In May, I took my two teenaged sons on a trip I didn’t know I was dreaming of. The excuse was my older son’s graduation from high school, but really it took shape shortly after I returned from the Hot Air Balloon Fiesta in Albuquerque last fall. Taking a trip always makes me think of what my next destination will be. I thought it would be Iceland. But after traveling, hiking, and sightseeing in the southwest, I was overtaken by the fact that I had never been able to take my kids on an extended trip out west like my parents had done during my incredibly impressionable summer between eighth grade and high school. Several years ago, I had plans to spend three months in a Winnebago doing just this with them but that fell apart through no fault of my own. Fault or not though, I had not gotten my kids the experience I had such fond memories of. The trick, of course, was how was I going to swing it? I didn’t have the courage or the time to travel across the country in my parents’ camper as my sister had. This left me with flying, getting a rental car, and hotel rooms. And that was going to be pricey. I didn’t want to skimp on my boys, but coming up with the money I would need stunned me when I priced it out. Fortunately for me, I had a stack of U.S. Saving Bonds from my grandmother and that made all the difference in being able to afford it.
I planned the trip for the week between Evan’s college courses – 9 precious days in the beginning of May. The route I picked was to fly into San Francisco, drive from Yosemite → Sequoia → Joshua Tree → the Grand Canyon, and then fly out of Phoenix. I didn’t get the kind of pre-trip excitement from the boys that I would have wanted, but during the trip, they were wonderfully engaged, active and pleasant in everything we did, and genuinely appreciative of the adventure we were having. The last night I had the sweetest exchange that simply melted my heart – I knew it was perfect that we had done this. I was so happy to experience my kids and think “hey, I like them” again.
Some stand out moments for me included watching the moon rise from the front porch of our house at the Grand Canyon, taking a plein air watercolor class at Yosemite, and making a very profound life decision while driving through the California desert listening to Bear’s Den. I also collected a lot of experiences and phrases from the kids and created this:
One unexpected joy was watching the kids’ excitement when we flew over the Rocky Mountains. They had never been west of Ohio and I just forgot how magnificent that mountain range is. Evan said it was in his top three things of the whole trip! Another surprise bonus was that they were completely turned off by the dry, non-verdant environment of everywhere that wasn’t the actual National Parks of Yosemite and Sequoia. “It’s so brown” and “there’s no grass” was a common refrain. This spurred both of them to announce that they never wanted to live anywhere other than the east coast. Score one for close future grandchildren!

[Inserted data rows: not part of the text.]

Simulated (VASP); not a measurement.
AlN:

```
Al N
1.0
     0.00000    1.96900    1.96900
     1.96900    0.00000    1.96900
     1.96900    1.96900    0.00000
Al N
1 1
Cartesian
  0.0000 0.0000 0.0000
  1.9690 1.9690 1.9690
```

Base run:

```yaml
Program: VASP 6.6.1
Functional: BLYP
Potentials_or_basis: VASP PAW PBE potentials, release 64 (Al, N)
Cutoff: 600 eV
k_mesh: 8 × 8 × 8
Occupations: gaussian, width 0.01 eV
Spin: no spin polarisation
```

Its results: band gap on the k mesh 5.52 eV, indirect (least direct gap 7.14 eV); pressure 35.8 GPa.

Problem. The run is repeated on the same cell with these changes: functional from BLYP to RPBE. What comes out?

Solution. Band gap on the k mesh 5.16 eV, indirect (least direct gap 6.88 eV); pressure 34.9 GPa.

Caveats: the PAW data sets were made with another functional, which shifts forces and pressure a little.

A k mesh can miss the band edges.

I am thrilled beyond measure that I was able to take them on such a wonderful trip. We got along well, we were great traveling companions, we got to see majestic sights, and it gave us some special shared memories that I am pretty sure will remain with them for years to come. I am also hoping that it will inspire them to take their own children on a special trip out west some day as well. Even though teenagers can be tough sometimes, I love my boys.